Blessed be the God and Father of our Lord Jesus Christ, who in his great mercy gave us a new birth to a living hope through the resurrection of Jesus Christ from the dead, to an inheritance that is imperishable, undefiled, and unfading, kept in heaven for you who by the power of God are safeguarded through faith, to a salvation that is ready to be revealed in the final time. In this you rejoice, although now for a little while you may have to suffer through various trials, so that the genuineness of your faith, more precious than gold that is perishable even though tested by fire, may prove to be for praise, glory, and honor at the revelation of Jesus Christ. Although you have not seen him you love him; even though you do not see him now yet you believe in him, you rejoice with an indescribable and glorious joy, as you attain the goal of faith, the salvation of your souls.


RESPONSORIAL PSALM
Psalm 111:1-2, 5-6, 9 and 10c

R. The Lord will remember his covenant for ever.
or:
R. Alleluia.
 

I will give thanks to the LORD with all my heart in the company and assembly of the just. Great are the works of the LORD, exquisite in all their delights. 
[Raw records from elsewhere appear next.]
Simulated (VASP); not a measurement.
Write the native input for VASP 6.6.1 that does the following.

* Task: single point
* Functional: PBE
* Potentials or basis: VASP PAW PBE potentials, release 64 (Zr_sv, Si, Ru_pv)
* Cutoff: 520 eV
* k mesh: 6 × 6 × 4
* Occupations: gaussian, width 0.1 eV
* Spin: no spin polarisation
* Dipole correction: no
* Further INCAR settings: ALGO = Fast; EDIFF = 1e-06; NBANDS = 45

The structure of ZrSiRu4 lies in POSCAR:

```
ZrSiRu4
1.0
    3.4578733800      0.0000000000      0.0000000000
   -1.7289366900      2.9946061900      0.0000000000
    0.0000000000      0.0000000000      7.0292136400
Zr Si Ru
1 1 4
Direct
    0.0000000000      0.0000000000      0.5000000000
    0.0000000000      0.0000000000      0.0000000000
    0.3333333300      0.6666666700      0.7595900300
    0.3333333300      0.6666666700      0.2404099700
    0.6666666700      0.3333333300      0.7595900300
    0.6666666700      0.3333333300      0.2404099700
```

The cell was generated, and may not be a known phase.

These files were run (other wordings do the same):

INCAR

R. The Lord will remember his covenant for ever.
or:
R. Alleluia.
 

He has given food to those who fear him; he will forever be mindful of his covenant. He has made known to his people the power of his works, giving them the inheritance of the nations. 

R. The Lord will remember his covenant for ever.
or:
R. Alleluia.
 

He has sent deliverance to his people; he has ratified his covenant forever; holy and awesome is his name. His praise endures forever. 

R. The Lord will remember his covenant for ever.
or:
R. Alleluia.


ALLELUIA
2 Corinthians 8:9

R. Alleluia, alleluia. 

Jesus Christ became poor although he was rich, so that by his poverty you might become rich. 

R. Alleluia, alleluia.


GOSPEL
Mark 10:17-27

As Jesus was setting out on a journey, a man ran up, knelt down before him, and asked him, “Good teacher, what must I do to inherit eternal life?” Jesus answered him, “Why do you call me good? No one is good but God alone. You know the commandments: You shall not kill;
you shall not commit adultery;
you shall not steal;
you shall not bear false witness;
you shall not defraud;
honor your father and your mother.”

He replied and said to him, “Teacher, all of these I have observed from my youth.” Jesus, looking at him, loved him and said to him, “You are lacking in one thing. Go, sell what you have, and give to the poor and you will have treasure in heaven; then come, follow me.” At that statement, his face fell, and he went away sad, for he had many possessions. 

Jesus looked around and said to his disciples, “How hard it is for those who have wealth to enter the Kingdom of God!” The disciples were amazed at his words. So Jesus again said to them in reply, “Children, how hard it is to enter the Kingdom of God! It is easier for a camel to pass through the eye of a needle than for one who is rich to enter the Kingdom of God.” They were exceedingly astonished and said among themselves, “Then who can be saved?” Jesus looked at them and said, “For men it is impossible, but not for God. All things are possible for God.”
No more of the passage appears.